This split is not limited to celebrations in the United States. I was re-reading my journal entries from Martyr’s Days spent in Madagascar. Apparently I was fortunate enough to be there for two March 29ths that were semi-attached to a weekend, so we celebrated the day as a full holiday weekend those times. The first March 29, in 2003, I had been in country for about two months and was still in training. I really had no idea what was going on. Our language and cultural trainers did their best to explain the history of the day, but it mostly translated badly as “Independence Day.” Yet, what I expected out of Independence Day wasn’t what I saw. It was a very solemn event with few organized community-wide activities like a parade or festival. My host brother left town to go to the capital to spend the day with his siblings and my host father went to the next town over to give a speech. So, three other trainees and I left town for a weekend-long bike excursion into the country.
When the next Martyr’s Day in 2004 rolled around, I had been at site in Bealanana for nearly a year. It still took my faithful sitemate, Elizabeth, to make the connection of “Martyr’s Day” to “Memorial Day.” We had just returned form our momentous 60 km hike down the mountain and back a few days before, so we didn’t do anything extraordinary for this Martyr’s Day weekend, but as volunteers only got official Malagasy holidays as days off, I know many other volunteers who did take advantage of the three full days. So, instead, we observed the solemnity of the day:
March 29, 2004 Malagasy Memorial Day. I was re-reading my journal from a year ago (2003), and somehow I’d had the impression that this was their Independence Day. Then Elizabeth said “Memorial Day,” and I realized how well that fit. We went to the ceremony at the monument in town and it was very much like the familiar U.S. celebrations: colorguard, armed contingent, officials, speakers, even a veteran. Oh, and scouts in uniform. Very patriotic. Yet very Malagasy.

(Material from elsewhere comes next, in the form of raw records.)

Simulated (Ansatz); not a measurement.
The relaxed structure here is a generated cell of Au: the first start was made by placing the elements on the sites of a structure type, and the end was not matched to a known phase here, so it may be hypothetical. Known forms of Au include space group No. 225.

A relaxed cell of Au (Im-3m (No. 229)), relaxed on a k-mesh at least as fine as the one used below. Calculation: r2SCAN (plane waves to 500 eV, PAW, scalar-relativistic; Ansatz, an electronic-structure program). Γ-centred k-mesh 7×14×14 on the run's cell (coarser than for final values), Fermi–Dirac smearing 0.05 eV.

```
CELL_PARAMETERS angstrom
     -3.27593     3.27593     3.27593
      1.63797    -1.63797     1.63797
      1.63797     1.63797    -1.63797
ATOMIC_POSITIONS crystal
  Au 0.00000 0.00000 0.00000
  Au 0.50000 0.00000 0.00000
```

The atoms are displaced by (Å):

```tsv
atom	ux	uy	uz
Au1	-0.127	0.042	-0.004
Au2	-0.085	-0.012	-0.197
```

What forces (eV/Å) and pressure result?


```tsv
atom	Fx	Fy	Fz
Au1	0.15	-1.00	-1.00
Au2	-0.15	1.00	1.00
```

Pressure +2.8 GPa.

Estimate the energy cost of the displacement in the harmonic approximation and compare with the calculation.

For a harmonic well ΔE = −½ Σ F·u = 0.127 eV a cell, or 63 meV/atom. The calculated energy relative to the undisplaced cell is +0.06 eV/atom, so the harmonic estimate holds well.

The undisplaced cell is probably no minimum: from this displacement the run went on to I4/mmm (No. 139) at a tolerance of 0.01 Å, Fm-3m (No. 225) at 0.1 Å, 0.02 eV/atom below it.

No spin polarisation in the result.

The Sous-Prefet (equivalent of a County Board chairman) delayed all the proceedings as usual - so much so that even his wife walked into town ahead of his car. Then, the usual raising of the flag, national anthem, laying of wreaths, speeches. The mayor’s speech was short and to the point. Then the Sous-Prefet. Arrive late, talk long must be his motto. I was sweating from places I didn’t know I could sweat by the time he finished. But at least Elizabeth and I weren’t seated with the VIPs this time, so we didn’t have to fully pay attention…
I’m amused to read how the following part of the entry reflects on our recent down-the-mountain adventure, as one of our “guard des corps” (body guards) was the commander of the small legion of Malagasy troops (gendarme) standing in observance of Martyr’s Day.
Elizabeth and I amused ourselves by noticing the old gendarme from the walk down the mountain was the man barking orders at the troops today - and then noticing him notice us and informing the guy next to him who told the next guy and so on until the whole guard was now looking at us. We could just hear him saying, “Don’t look now, but there are the two white girls I saved from a bug.”
Always a good thing to have an in with the local military unit. (Oh, and if you don’t know the story of the bug, remind me to tell it sometime.)
Sadly, I never attended another Malagasy Memorial Day observance. The next year I had moved to Fianarantsoa, and was well warned that if we came within sight of the gathering at the monument, we would be dragged into the proceedings and seated in the V.I.P. section. We sent Dan as our sacrificial representative and the rest of us celebrated with a picnic brunch inside the compound, then, I think, took a long walk around the city in the afternoon while everybody else was busy getting drunk.
So, as I walk to the cemetery this coming Monday morning, I will remember standing in the hot sun, dust and sweat of March in Madagascar to honor Malagasy killed at Ambatomanga - and the good company I kept on those days.